Contemporary China Centre Conference Deconstructed: Academia and “China Threat” Discourses

Date 24 November 2021
Time 12 - 2pm
Cost Free

The first panel of the Contemporary China Centre (CCC) Conference Deconstructed series will be a panel discussion on 'China threat' discourses across academic disciplines in the UK, US and Australia.

Blue University of Westminster flag

References to a perceived threat by China (what we call ‘China Threat Discourses”) and its implications for the global order loom large in discussions about the People’s Republic’s growing political, economic, and military influence. Whether in the context of “China’s rise” or “Wolf Warrior Diplomacy”, China’s global ascendancy is now regularly represented as malevolent and dangerous in European, North American, and Australian mass media, bearing an unsettling resemblance to longstanding Orientalist and Sinophobic practices. Often overlooked in this discourse, however, is the role of academics. As crucial actors in the formation and circulation of ideas and reference frames about China’s place in the world, what role does academia play in the formation and management of such discourses?

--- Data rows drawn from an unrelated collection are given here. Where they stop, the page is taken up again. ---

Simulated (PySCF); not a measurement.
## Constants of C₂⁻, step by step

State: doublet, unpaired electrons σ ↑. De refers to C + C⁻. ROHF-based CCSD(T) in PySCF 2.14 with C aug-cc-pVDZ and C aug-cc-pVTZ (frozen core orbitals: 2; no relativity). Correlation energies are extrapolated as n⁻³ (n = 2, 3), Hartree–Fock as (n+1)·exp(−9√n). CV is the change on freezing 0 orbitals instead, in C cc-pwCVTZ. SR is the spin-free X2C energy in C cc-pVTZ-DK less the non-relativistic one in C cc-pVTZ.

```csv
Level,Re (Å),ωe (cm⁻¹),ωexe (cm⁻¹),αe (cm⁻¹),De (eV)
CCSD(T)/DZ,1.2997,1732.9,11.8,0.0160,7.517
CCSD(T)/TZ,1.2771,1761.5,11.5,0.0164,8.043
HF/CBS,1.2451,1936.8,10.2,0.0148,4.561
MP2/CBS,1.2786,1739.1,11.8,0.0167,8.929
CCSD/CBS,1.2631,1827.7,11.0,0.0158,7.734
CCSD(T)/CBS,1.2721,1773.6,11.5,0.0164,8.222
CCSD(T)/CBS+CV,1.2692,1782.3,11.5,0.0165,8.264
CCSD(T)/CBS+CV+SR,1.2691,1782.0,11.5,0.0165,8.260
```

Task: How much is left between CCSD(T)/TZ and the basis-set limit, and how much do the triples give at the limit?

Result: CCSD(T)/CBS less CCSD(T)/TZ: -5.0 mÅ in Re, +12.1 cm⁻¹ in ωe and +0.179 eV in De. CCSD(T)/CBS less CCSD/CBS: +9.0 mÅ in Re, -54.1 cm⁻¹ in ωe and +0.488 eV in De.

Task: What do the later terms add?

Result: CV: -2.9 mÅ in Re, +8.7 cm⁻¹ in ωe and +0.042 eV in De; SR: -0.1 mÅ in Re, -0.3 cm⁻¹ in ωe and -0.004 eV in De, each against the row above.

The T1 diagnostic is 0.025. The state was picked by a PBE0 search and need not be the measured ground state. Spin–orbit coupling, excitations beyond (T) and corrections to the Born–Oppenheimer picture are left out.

The first panel of the Contemporary China Centre Conference Deconstructed, our new format for 2021/22, brings together leading international experts to discuss discursive constructions of the “China threat” across different academic disciplines. Based on their own research areas and experience, panellists will examine the ways in which “China threat” discourses work across their respective academic disciplines and will analyse the factors that have shaped their emergence and operation. They will consider the various implications of “China Threat” discourse and suggest ways in which it can be challenged without losing a critical stance towards both China and “the West”.

How to attend

The event is free to attend and open to all. A Zoom link will be provided to all those who register via Eventbrite before November 22.

Speakers

The Chair is Gerda Wielander from the University of Westminster.

Yangyang Cheng (Yale University)

Yangyang Cheng is a postdoctoral fellow at Yale Law School's Paul Tsai China Center, where her research focuses on the ethics and governance of science and U.S.-China relations. A particle physicist by training, she worked on the Large Hadron Collider (LHC) for over a decade before joining Yale in 2021. Her essays have been published in The New York Times, The Guardian, MIT Technology Review, Foreign Policy, and many other publications.

Chi Zhang (University of St. Andrews)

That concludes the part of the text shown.